Explains how RNNs — the dominant architecture before Transformers — process sequences token by token, and the fundamental limitations that motivated moving beyond them.

SeongHwa Lee··3 min read

Why This Matters

The Attention Is All You Need paper makes a point of emphasizing that it does not use RNNs. To understand why that was significant, you first need to understand how RNNs process sentences.

After reading this note, you will be less confused when you encounter the following sentence:

Recurrent models process sequences token by token and are difficult to parallelize.

The Core Concept and Equations

An RNN computes the current hidden state h_t using both the current input x_t and the previous hidden state h_{t-1}.

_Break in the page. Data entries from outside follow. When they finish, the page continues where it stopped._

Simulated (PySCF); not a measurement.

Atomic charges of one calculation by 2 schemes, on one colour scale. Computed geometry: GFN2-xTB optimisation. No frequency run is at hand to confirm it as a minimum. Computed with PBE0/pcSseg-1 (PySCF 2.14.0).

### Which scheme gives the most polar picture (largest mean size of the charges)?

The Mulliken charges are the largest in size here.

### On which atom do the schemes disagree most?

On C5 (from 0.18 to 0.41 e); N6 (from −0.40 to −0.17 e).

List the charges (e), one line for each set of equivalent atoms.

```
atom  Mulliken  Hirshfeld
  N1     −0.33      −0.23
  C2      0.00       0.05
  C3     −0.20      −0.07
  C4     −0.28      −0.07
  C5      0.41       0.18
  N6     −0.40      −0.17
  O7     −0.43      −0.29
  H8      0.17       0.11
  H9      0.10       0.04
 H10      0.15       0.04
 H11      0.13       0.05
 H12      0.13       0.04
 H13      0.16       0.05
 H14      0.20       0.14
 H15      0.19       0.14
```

h_t = f(W_x x_t + W_h h_{t-1} + b)

The terms mean the following.

  • x_t: the input for the t-th token.
  • h_{t-1}: the memory carried forward from all tokens read so far.
  • h_t: the updated memory after reading the current token.
  • f: a non-linear activation function such as tanh.

First Pass: What the Equation Is Saying

An RNN reads a sentence from left to right, one token at a time.

I -> had -> coffee -> today

To process token t, the model must first have the result from step t-1. This enforces strict sequential processing.

The structure is intuitive — humans also read sentences from front to back. But it becomes a problem when you want to train large models quickly.

An Intuitive Example

Think of a relay race.

  • The second runner cannot start until the first runner hands off the baton.
  • The third runner cannot start until the second runner hands off the baton.
  • No two runners can start at the same time.

RNNs work the same way. Each token's computation must wait for the previous token's computation to finish.

Transformer self-attention, by contrast, can compare all tokens in a sentence against each other simultaneously. This difference translates directly into a large gap in parallelized training throughput.

How to Read RNN Limitations in the Paper

When the Attention paper discusses the limitations of RNNs, it typically refers to three things.

  1. Sequential processing makes parallelization difficult.
  2. Information between distant words must travel through many intermediate steps.
  3. The longer the sentence, the longer the information-propagation path.

For example, if the first and last words of a sentence are related, the RNN must relay that relationship across many intermediate hidden states. Transformers can directly compare two positions via attention, regardless of how far apart they are.

Common Misconceptions

  • This does not mean RNNs are always a bad architecture.
  • For short sequences or smaller problems, they remain a clean and understandable baseline model.
  • The core reason Transformers replaced RNNs was not just raw performance, but parallel training efficiency and better handling of long-range dependencies.

Minimum Checkpoints

  • RNNs use the previous hidden state as memory when processing each new token.
  • Because each computation depends on the previous one, parallelization is difficult.
  • Transformers eliminate this bottleneck by using attention to directly compare all tokens at once.